There’s been no question that for the last few years the console gaming market has been growing in leaps and bounds rapidly eclipsing the PC gaming market with each generation. It has even lead many to believe that the PC is dead as a gaming platform. But there are still certain genres that are still better played on a PC. One of those is the Massively Multiplayer Online Roleplaying Game or MMORPG. The primary reason for this advantage is the need of a keyboard (and by implication a stable surface for the keyboard) for efficient communication with other players. There’s no getting around the need of some method of easy free form communication. Mike Smith writes in his Virtual Worlds column that this keyboard issue is one of the things holding back the MMORPG on the console.
In the column, he writes that while voice chat is an option for player to player communication over services and games that support it, for more than a few players the ensuing bedlam would be totally unworkable. At least with text the player can see who is talking, when they are talking and what their relationship is to them via color coded text. Voice chat alone cannot do that, but what if we added voice recognition into the mix?
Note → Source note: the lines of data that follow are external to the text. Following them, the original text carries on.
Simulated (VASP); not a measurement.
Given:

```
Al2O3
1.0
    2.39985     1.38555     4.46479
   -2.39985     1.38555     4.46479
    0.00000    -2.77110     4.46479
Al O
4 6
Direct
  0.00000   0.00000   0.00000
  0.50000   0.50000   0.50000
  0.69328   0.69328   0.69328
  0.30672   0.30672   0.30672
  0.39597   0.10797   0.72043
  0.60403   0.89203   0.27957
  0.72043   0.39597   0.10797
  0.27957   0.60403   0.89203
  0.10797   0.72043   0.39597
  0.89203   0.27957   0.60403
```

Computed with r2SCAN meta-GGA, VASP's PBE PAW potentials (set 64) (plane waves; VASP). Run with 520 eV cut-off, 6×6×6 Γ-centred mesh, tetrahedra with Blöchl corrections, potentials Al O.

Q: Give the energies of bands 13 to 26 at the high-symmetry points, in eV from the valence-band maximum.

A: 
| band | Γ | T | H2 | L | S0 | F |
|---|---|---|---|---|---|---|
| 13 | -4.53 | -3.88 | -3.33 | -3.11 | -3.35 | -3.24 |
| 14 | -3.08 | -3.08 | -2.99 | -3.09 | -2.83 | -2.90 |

Voice recognition could be used to convert the player’s spoken words into text. Then all of the strengths of text communication would be available without the need of a keyboard. Something like this is described in the new .hack//AI Buster novel. The conversion would not even need to be perfect to get the message across in most cases. The next generation of consoles should have enough horsepower for the recognition task and if not, let the game servers do it. A good implementation of voice to text could be the killer feature in console MMORPGs. Ironically, I bet we’ll see this on the PC before it hits the consoles maybe as a hack or third party addon.